To chronicle the definitive history of cacio e pepe, we recruited none other than Lidia Bastianich, the O.G. of Italian cooking and renowned chef, restaurateur, award-winning public television host, and bestselling cookbook author, to take us back to its roots. Here, she reveals the authentic way to make cacio e pepe, and weighs in on some of the modern, not-so-traditional iterations she’s seen pop up along the way.

It All Started a Long, Long Time Ago…with Some Sheep

In Roman times, Italian sheep would spend the months of spring and summer grazing their way through the rolling hills of the Apennine Mountains (sounds like the life!), and their devoted shepherds would camp out alongside them. “This was called ‘ransumanza.’ The shepherds would bring with them a dried homemade pasta called tonnarelli, and as they made the trip over the mountains, they would make cheese out of the milk they were collecting, cacio or pecorino,” explains Bastianich.

For each meal, they’d boil pasta, then make that signature sauce by grating fresh cacio into some of the pasta cooking water. “It was an easy and substantial meal,” she says. Talk about clean eating—you can’t get any purer or fresher than that!

A Long Pasta That Oozes Italy Is Traditional

These days, many restaurants use spaghetti and deem it authentic, but tonnarelli was the original pasta of choice, says Bastianich. It looks like spaghetti—long and thicker than angel hair, skinnier than linguine—but the dough is made with eggs, so its strands are supplely chewy.

The Sauce Is Simple Yet Decadent

Cacio e pepe looks and tastes elegant, but when it comes to the ingredients and cooking technique, it’s actually extremely basic. The sauce should have three simple ingredients, and that’s it—cheese, pasta water, and plenty of coarse black pepper. “You can use grated cacio or pecorino, which are both medium-aged sheep-milk cheese,” says Bastianich.

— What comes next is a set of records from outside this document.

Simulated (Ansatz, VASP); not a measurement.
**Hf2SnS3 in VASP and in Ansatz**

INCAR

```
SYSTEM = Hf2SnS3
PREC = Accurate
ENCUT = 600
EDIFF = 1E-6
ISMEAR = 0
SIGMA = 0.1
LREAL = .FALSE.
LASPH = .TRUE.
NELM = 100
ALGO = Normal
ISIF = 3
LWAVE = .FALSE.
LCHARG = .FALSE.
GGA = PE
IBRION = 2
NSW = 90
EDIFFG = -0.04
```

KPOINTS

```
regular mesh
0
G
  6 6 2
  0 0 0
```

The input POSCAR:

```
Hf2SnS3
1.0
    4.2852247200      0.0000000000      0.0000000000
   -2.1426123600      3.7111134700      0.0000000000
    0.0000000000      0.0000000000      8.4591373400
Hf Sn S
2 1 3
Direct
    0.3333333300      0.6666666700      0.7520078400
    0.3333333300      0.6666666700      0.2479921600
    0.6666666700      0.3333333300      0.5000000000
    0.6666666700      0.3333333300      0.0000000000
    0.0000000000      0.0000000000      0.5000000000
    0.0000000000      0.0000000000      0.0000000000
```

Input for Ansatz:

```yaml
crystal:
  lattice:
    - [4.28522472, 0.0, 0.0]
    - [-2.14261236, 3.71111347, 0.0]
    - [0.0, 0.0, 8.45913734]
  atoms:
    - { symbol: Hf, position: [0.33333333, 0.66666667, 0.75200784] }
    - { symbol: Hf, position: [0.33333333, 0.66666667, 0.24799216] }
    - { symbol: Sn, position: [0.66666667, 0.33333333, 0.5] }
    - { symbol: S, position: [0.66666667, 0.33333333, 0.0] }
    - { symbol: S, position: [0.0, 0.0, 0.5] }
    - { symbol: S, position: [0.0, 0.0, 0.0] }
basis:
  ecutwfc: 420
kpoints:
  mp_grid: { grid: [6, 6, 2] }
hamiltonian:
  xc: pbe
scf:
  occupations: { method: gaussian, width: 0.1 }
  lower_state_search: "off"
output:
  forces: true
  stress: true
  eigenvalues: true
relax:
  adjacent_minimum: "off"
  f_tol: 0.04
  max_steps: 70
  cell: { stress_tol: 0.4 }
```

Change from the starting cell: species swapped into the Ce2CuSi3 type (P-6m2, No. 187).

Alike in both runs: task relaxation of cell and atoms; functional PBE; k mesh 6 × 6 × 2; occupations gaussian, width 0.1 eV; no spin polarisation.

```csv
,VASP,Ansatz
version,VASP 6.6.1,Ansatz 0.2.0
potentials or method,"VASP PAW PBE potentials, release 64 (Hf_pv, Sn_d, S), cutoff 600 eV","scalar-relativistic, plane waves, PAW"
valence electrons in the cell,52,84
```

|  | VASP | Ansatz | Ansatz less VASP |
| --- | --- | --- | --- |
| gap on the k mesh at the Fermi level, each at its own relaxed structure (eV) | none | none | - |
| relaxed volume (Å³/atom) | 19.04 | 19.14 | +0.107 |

Whisk the grated cheese into boiling pasta cooking water until it melts, then toss the drained pasta (cooked al dente, of course) with the sauce. Add more grated cheese and turn after turn of fresh ground black pepper (don’t be shy!). Then, immediately start twirling forkfuls and shove them into your mouth. “It should be served immediately,” says Bastiniach, otherwise you can be left with a dense, coagulated mess.

The Dish Has Evolved

As with the signature dish of any cuisine, American chefs are constantly trying to one-up the original by putting creative twists on a classic, and cacio e pepe has not escaped this trend. Some restaurants go for presentation, tossing it in a dramatically large bowl made of cheese and serving it hot on the spot. Others slip extra ingredients into the sauce, such as cream, olive oil, and butter—and while a palate most accustomed to Italian-American cuisine might think this makes it taste richer, the taste buds of a true Italian says it does not. “I think this actually dilutes the flavor. If you use a high quality cheese and lots of pepper, you can master the recipe the way it was intended, which was without the use of butter or cream,” says Donatella Arapaia, celebrity chef and partner at Prova Pizzzabar in New York City. You can also find cacio e pepe in risotto and pizza formulations—delicious, but not quite what the humble Italian shepherds had in mind.